Beach Hut Blog by Sarah Carne
After my LOVE commission last year, which took the form of videos about moments of public communication as interventions in the information screens of the Royal Festival Hall, I spent time thinking about whether the resulting artwork, This is a Public Service Announcement, had had the effect I intended. Not in a grandiose artistic ambition kind of way, but in terms of actually prompting small moments of communication and connection which had been part of the initial proposal. They definitely happened in the conversations I had with the visitors and staff during the weeks I was there, but I’m not sure these translated through the work. The video screens themselves were easily ignored or overlooked and the performative moment was missing.

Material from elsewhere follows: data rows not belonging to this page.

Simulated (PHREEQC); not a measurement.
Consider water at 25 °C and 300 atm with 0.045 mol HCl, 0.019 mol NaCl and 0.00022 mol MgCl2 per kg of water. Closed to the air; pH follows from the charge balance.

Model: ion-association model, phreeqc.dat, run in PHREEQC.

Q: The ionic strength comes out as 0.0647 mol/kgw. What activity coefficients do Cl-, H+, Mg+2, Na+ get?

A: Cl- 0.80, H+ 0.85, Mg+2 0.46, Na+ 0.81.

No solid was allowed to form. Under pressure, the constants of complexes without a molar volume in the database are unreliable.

There is, therefore, something I still want to explore in this work, something that also relates to other projects I’m currently working on. I worry in the above work that on the surface it’s too reductive, I’m appearing to simplify it to no more than a literal request that strangers, colleagues, neighbours say good morning to each other, inoffensive in itself but without prompting consideration of the complications inherent in such an apparently straightforward action or exchange. It is the factors that impede it happening that I’m interested in, which is tied into my ongoing interest in status and how that is manifested in daily encounters. With this in mind I wanted time to think.
My first trip to Hut 136 was of necessity brief. I’m also interested in the mundanity of how income/childcare impact on an artist’s development and work life, briefly touched on here: I’m Looking for Barbara 5:17 – 6:42 . Though I’m aware professionally it’s advised not to talk about these things.
It started pertinently. On the slow train out of Victoria a businessman joined my table with a confident and smiling ‘Morning’ and left two stops later with a confident and smiling ‘Have a good day’. I’d spent the interim journey worrying he could read upside down my first note of the day “why is asking people to say ‘good morning’ a bit annoying?”. I think it lies somewhere in the human instinct to dislike being told what to do and a natural introversion. There will be some psychology book somewhere that explains it – I’m open to suggestions.
The hut, once found was itself perfect for thinking. It’s the first time I’ve realised I need a narrower view of the sea, the limits of the doorway served as a frame in which I could focus. I find too much expanse disconcerting.
The development of ideas is too early to share but a brief look back at my notes offers up: think about assumptions / the meaning of ‘greeting’ / what are manners? / thresholds (which always requires a nod to Mark Wallinger’s Threshold to the Kingdom 2000, also available in dodgy fashion on Youtube so I won’t link here but worth a sneaky peek) / hierarchies (admittedly comes up on every page of notes I ever make) / interruption / awkwardness / exchange / and familiarity. Amongst many others.
I then came home, slowly, tree on the line. Many strangers speaking to each other. And thank you to the kind woman who offered to pay for my fast train upgrade if the conductor had insisted upon it.
I returned to Hut 136 the following week, still on the supersaver but able to stay later. The ‘good morning’ problem needs mulling over and was too soon to revisit, so this time I came with some knotty questions I wanted to think about regarding a collaborative project I’m working on, though essentially all my work is interlinked so it didn’t feel too removed from the previous week’s endeavours.
I’ve started a collaboration with an artist who shares similar concerns in her practice but is in her late twenties. A curator this week described it as an intergenerational project but once again I seem to baulk at that phrase. Maybe I’ll stick with intersectional for the moment.
Again too soon to share the content but there was a glorious moment of epiphany, something happened, a catalyst to make me realise I’d missed an obvious next step. Now to implement it. Spaces such as Hut 136 are vitally important to artists to offer a shift in view.
I do much of my thinking whilst in motion – cycling, walking, driving when a car is available. All of these, however, require an alertness to surroundings and incur interruptions. What I gained from the hut was actually a space with very few interruptions, I confess I barely interacted with passers-by (though in my defence there were very few), and nor did I want to. Sometimes to think about communication requires a period of being incommunicado. Worth remembering when passing a colleague in a corridor occurs without acknowledgment, though how we rate the importance of our own internal thoughts is never irrelevant.
So I had time and space and a perfectly circumscribed view, and yes the most comfortable chair to sit in and a definite shift forwards. I will keep working on my ideas, but hope very much to return.